49th Parallel (1941)
7/10
No Refuge in Canada for these Nazis
8 December 2005
A German U-Boat is doing its thing in the North Atlantic when it runs out of food supplies. The captain tries what admittedly is an audacious maneuver. He takes his ship into Hudson's Bay, figuring the population there is nothing but Inuit. He sends a landing party to forage for food. Then the submarine is spotted and sunk with bombs dropped by the Royal Canadian Air Force.

That strands the landing party and they're forced to try and make their way south to the then neutral USA. The film is a series of the various encounters the crew has with the free people of Canada.

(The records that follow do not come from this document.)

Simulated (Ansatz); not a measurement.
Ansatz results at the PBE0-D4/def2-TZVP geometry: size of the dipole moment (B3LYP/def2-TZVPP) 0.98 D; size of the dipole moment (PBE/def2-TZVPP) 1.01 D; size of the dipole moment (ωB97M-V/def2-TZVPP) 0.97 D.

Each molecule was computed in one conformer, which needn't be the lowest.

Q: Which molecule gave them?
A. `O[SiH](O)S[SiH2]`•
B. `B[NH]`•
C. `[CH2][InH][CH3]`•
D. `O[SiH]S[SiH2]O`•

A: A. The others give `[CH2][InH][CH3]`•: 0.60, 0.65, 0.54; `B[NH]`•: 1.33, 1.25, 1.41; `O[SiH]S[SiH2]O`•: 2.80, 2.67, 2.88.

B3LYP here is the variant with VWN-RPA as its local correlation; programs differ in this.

Except for one of them, they are a thick headed lot, brains filled with Nazi propaganda. The most interesting encounter is with a group of Hutterites who are in fact German in origin. Comes as quite a culture shock for Eric Portman and his fellow German sailors. Anton Walbrook gives a very stirring speech here about the fact that this group left Europe a century ago to get away from people like the Nazis. One of the crew Niall McGinniss is a baker by trade in civilian life and would just as soon sit out the war with this crowd. Unfortunately his countrymen won't let him.

Laurence Olivier has a strong performance as a French Canadien trapper the group first encounters as they break into a trading post for food and supplies. It's a story put in there because during World War I the French Canadians were quite vociferously vocal in their opposition to the draft. Why I've never figured out because Canada was fighting on the side of France. Olivier has no interest whatever in the politics of Europe, but he finds out too late what kind of people he's now dealing with.

One of the episodes is a bit silly. The urbane and cultured Leslie Howard owns a bit of land and lives in an Indian wigwam with a Picasso, a Matisse, and a few writers that the Nazis find objectionable. Before stealing from him, they trash his place.

I don't know about you, but I find the whole thing too much. It's as if Leslie Howard just dusted off his Alan Squier portrayal from The Petrified Forest and had him come into some bucks. I mean every wigwam should have a Picasso.

The last sequence is a good one as an AWOL Canadian soldier played by Raymond Massey encounters the last remaining Nazi and deals with him appropriately. Raymond Massey comes from a prominent Canadian family, his brother was at one time Governor-General of Canada. I'm sure this was a film he wanted desperately to be in and he gives a good account of himself here.

Except for the Leslie Howard portion. 49th Parallel holds up very well even for today's audience.